The Eastern District of Virginia has ruled (link to opinion here) on the summary judgment motions in Pro Football v. Blackhorse in the NFL’s appeal to the District Court of the TTAB’s cancellation of the REDSKINS trademark registration.

The opinion is 70 pages long.  Spoiler alert:  It doesn’t come out good for the Redskins.

There will be plenty of commentary on this, an doubtless an appeal, but you’re not going to get that commentary from me.  Not here, anyway, and not before we finish up our own appeal business.

UPDATE: Christine Haight Farley is loving it; here’s reporting by the World IP Review.
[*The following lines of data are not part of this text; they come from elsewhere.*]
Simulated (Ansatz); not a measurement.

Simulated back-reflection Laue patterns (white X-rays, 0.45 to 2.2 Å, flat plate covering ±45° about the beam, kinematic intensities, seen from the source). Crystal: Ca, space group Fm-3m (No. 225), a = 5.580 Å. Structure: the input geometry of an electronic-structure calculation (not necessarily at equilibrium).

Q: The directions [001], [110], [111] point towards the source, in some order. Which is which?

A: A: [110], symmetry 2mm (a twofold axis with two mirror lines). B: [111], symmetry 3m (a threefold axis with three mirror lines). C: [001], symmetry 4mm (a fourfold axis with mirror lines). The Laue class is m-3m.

WAIT, THERE’S MORE: Analysis from John Farmer.  John Welch:  “An impressive opinion.”

 

Friends of the court, friends of the First Amendment

The approved and publishable amicus briefs in the appeal regarding the trademark registration of THE SLANTS are trickling in. Certainly interesting to see who is saying what.  So far, they all seem to be on the side of The Slants, though interestingly the INTA amicus brief does not take a position on the First Amendment issue (maybe because that’s usually a subject raised by defendants in infringement cases?) but instead addresses, as is appropriate given INTA’s level of trademark expertise, the issue of 43(a) of the Lanham Act.  INTA urges, understandably, that the constitutionality question “does not turn” on the availability or interpretation of 43(a) protection for unregistered marks.
The Slants - Chinatown Dance Rock
What do we have?  Here’s the amicus brief of Public Knowledge, styled as “in support of neither party”; here is Pro Football, Inc.’s (i.e., the Washington Redskins’) amicus brief very much in support of appellant; and now comes the First Amendment Lawyers Association (that’s Randazza and friends).

Here’s one we hadn’t counted on:  a submission by the Rutherford Institute together with the Cato Institute.  Cato’s blog post, authored by Ilya Shapiro, is here; the Cato / Rutherford amicus brief is here.

Hey, what happened to the ACLU, which, formerly (you should pardon the expression) confused, has now seen the light on this business?  Evidently the dog ate their ECF registration, and the ACLU amicus brief was filed a day late — today — along with a motion seeking permission to do that, for reasons set out therein.  Enough said — they are our friends (now) and, unlike those stinkers at Public Knowledge, say so right on the cover of their submission.